Cavalier Wool Scouring

June 2010

A large wool processing company is reducing it's environmental impact

Hawkes Bay Wool Scour (HBWS) processes the largest volume of wool in New Zealand each year, as part of the three-plant company called Cavalier Woolscourers Ltd, which is the largest wool scouring company in the world. At the Awatoto plant near Napier it has introduced innovative environmental procedures over the waste stream.

Cavalier Woolscourers was re-organised last year when David Ferrier and Cavalier Group (listed company) made a deal with carpet maker Godfrey Hirst and its competitor Wool Services International (WSI) to rationalize wool scouring in New Zealand. There are now only two operators, Cavalier and WSI, with five scouring sites between them, two in Canterbury and three in Hawkes Bay. Cavalier operates at Timaru and Napier, with two scour lines in Timaru and at Awatoto and one line at nearby Clive. The ownership of Cavalier Woolscourers is 50% Cavalier Group, 25% Ferrier family and 25% Accident Compensation Corporation.

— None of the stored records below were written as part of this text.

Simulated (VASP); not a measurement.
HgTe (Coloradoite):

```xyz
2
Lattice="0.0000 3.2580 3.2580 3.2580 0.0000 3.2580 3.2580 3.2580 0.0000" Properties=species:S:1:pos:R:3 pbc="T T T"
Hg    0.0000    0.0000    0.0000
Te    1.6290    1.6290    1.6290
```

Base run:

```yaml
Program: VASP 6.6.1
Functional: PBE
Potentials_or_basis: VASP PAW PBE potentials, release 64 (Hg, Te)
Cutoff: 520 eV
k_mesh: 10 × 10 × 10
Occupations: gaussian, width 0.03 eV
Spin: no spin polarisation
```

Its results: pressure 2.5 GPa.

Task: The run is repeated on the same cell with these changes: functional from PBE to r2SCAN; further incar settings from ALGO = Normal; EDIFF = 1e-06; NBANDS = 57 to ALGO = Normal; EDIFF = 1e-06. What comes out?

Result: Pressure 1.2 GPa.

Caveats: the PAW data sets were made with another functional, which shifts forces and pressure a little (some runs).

HBWS holds approximately 70% market share in the North Island. Awatoto is the largest wool scouring site in New Zealand and processes the largest volume of wool each year. It has two 2.4 metre wide scour lines which have been extensively modified and modernized.

HBWS processes in excess of 150 greasy tonne of wool a day. This equates to the annual wool clip from approximately 32,000 sheep. It would take New Zealands top shearer over 50 days to shear enough wool to get HBWS through one day. It dispatches between five and seven containers of scoured wool leaving the site each day. HBWS works the scours 24 hours a day seven days a week for as many weeks of the year as possible. This year the target for the Awatoto site is 7,500 plant hours. Because scour lines are continually revolving, the distance travelled by both Awatoto lines is approximately 600,000 kilometres a year.

HBWS processes wool on a commission basis, not owning any of the wool itself. WSI is a merchant scourer, which means it purchases wool to ensure throughout.

HBWS has long-standing customers for scouring services, including a number of international mills that specify their wool must be processed through its plants due to the very high quality of scoured product. HBWS is cost competitive with China and furthermore does a better job as scourers as New Zealand scoured wool is renowned for having very low residues left in the fibre. New Zealand is now unique among major wool-growing countries in scouring most of its total clip before export. Australia and other growing countries now send wool to China for scouring and further processing. NZ retains about 75% of its own wool scouring. Slightly higher costs per kilogram of wool are balanced out by savings on not having to ship wool grease to China. Scouring typically removes about 20-25% of the weight of a greasy clip.

HBWS has been very innovative in reducing effluent loading by removing soil, vegetable matter and wool grease from the waste stream thus making the loading on the effluent stream very low. The Cavalier Bremworth and Godfrey Hirst carpets made from wool scoured at Awatoto and its sister plants are certified by Environmental Choice NZ, which includes biodegradable detergents in the scouring lines. That audit also covers discharges and residues from the scouring plants. The first three bowls of each scouring line are the hot water bowls, where grease and other vegetable matter is removed, and the liquids are continually filtered and cleaned.

Awatoto has mechanical separation of dirt from the greasy wool before scouring, which boosts the effectiveness and throughput of scouring.

Nigel Hales said that years ago waste streams from scours were seen as a cost of processing, but now they are an opportunity to save and market innovative products.

Grease and energy are the two main products. Grease is exported and then refined into lanolin, used in cosmetics. The dry waster is all incinerated for energy production, or composted locally. Wool packs are all recycled these days. All bales which are not blended are traced from the farm or origin.